Instances connected in this way are directly attached to the provider external networks, and have external routers configured as their default gateway; no OpenStack Networking (neutron) routers are used. This means that neutron routers cannot be used to proxy metadata requests from instances to the nova-metadata server, which may result in failures while running cloud-init. However, this issue can be resolved by configuring the dhcp agent to proxy metadata requests. You can enable this functionality in /etc/neutron/dhcp_agent.ini. For example:

enable_isolated_metadata = True

Note that the same network can be used to allocate floating IP addresses to instances, even if they have been added to private networks at the same time. The addresses allocated as floating IPs from this network will be bound to the qrouter-xxx namespace on the Network node, and will perform DNAT-SNAT to the associated private IP address. In contrast, the IP addresses allocated for direct external network access will be bound directly inside the instance, and allow the instance to communicate directly with external network.

The physical network adapters in your OpenStack nodes can be expected to carry different types of network traffic, such as instance traffic, storage data, or authentication requests. The type of traffic these NICs will carry affects how their ports are configured on the physical switch.

As a first step, you will need to decide which physical NICs on your Compute node will carry which types of traffic. Then, when the NIC is cabled to a physical switch port, that switch port will need to be specially configured to allow trunked or general traffic.
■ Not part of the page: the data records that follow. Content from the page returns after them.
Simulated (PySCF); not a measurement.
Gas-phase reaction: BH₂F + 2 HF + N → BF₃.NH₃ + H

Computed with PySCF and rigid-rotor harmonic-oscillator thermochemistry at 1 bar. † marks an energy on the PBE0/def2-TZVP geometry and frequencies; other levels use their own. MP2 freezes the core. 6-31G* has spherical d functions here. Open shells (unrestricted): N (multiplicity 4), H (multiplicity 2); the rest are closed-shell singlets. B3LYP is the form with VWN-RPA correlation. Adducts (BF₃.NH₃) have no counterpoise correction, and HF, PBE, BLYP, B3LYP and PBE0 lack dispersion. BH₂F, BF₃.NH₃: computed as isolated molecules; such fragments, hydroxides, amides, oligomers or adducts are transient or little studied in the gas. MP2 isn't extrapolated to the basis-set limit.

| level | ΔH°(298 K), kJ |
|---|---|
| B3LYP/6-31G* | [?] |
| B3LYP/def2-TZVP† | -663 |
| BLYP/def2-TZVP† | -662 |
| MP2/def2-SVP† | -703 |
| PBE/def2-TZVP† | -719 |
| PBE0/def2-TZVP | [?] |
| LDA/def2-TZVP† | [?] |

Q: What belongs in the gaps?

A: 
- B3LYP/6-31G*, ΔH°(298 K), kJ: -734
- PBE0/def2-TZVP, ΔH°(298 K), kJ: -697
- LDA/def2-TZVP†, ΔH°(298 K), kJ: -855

For example, this diagram depicts a Compute node with two NICs, eth0 and eth1. Each NIC is cabled to a Gigabit Ethernet port on a physical switch, with eth0 carrying instance traffic, and eth1 providing connectivity for OpenStack services:

OpenStack Networking has the ability to calculate the largest possible MTU size that can safely be applied to instances. The MTU value specifies the maximum amount of data a single network packet is able to transfer; this number is variable depending on the most appropriate size for the application. For example, NFS shares might require a different MTU size to that of a VoIP application.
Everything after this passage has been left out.